# FSDP1 -> FSDP2

## Why FSDP2?
PyTorch's fully sharded data parallelism (FSDP) API, [`FullyShardedDataParallel`](https://pytorch.org/docs/stable/fsdp.html), looks to offer a performant eager-mode implementation, including communication bucketing and communication/computation overlap. It defines a `FlatParameter` by flattening and concatenating a group of parameters to represent a communication bucket. However, this `FlatParameter` complicates applying different behaviors to individual parameters within the `FlatParameter`, e.g. parameter freezing, parameter casting, etc., hurting composability, and it complicates the internal implementation, e.g. making state dict logic thousands of lines and requiring additional communications.

With these limitations in mind, we designed and implemented an FSDP rewrite removing the `FlatParameter`.  We refer to this rewrite as FSDP2 and the original as FSDP1. FSDP2 targets the same use cases as FSDP1 plus more, and FSDP2 still strives for good performance in eager mode, using several of the same techniques.

Compared to FSDP1:
- FSDP2 represents sharded parameters as `DTensor`s sharded on dim-0, allowing for easy manipulation of individual parameters, communication-free sharded state dicts, and a simpler meta-device initialization flow.
- FSDP2 implements an improved memory management system that achieves lower and deterministic GPU memory by avoiding `recordStream` and does so without any CPU synchronization.

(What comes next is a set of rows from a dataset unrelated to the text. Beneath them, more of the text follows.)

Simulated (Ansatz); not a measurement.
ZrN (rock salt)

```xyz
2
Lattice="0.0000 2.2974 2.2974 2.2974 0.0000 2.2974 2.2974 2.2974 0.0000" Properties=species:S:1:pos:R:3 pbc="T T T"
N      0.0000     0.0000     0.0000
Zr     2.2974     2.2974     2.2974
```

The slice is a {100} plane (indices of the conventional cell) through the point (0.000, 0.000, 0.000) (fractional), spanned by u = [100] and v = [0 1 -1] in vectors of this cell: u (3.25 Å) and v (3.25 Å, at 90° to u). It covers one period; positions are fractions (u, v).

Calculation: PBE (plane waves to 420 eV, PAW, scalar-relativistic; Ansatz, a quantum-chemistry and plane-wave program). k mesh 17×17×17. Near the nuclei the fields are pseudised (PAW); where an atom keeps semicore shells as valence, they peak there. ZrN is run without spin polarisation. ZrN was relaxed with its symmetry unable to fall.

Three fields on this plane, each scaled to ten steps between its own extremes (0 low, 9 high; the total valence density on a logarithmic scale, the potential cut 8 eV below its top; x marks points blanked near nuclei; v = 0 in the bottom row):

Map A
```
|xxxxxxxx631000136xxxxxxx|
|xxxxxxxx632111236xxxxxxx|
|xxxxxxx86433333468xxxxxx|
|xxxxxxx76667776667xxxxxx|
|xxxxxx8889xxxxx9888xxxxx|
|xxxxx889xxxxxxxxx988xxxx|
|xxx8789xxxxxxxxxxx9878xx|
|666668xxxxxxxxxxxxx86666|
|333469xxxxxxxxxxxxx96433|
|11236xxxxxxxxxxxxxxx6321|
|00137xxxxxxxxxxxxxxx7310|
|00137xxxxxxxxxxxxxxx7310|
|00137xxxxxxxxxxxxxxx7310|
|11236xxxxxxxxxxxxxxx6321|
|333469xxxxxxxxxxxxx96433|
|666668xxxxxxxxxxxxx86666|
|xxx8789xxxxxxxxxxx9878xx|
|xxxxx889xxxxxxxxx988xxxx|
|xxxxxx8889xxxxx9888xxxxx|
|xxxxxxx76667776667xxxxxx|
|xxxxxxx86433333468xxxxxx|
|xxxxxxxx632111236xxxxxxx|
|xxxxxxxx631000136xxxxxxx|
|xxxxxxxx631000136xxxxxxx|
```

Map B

In the future, FSDP2 will offer an extension point to customize the all-gather (e.g. for fp8 all-gather for fp8 linears) and improved `torch.compile` support.

We have validated FSDP2 numerics and performance using torchtitan (e.g. see this [PR](https://github.com/pytorch/torchtitan/pull/165)). For example, on some Llama-7B runs on 8x H100s, FSDP2 achieves higher MFU with 7% lower peak memory than FSDP1, matching the same loss curve.

For more details on motivation, API, and system design, refer to [here](https://github.com/pytorch/pytorch/issues/114299). In this README, we try to provide more user-facing info and less system design details.

## FSDP1 <> FSDP2 API Differences
We go over some API differences between FSDP1 and FSDP2. Overall, we hope to minimize the API surface (including the number of arguments) to avoid having a monolithic API.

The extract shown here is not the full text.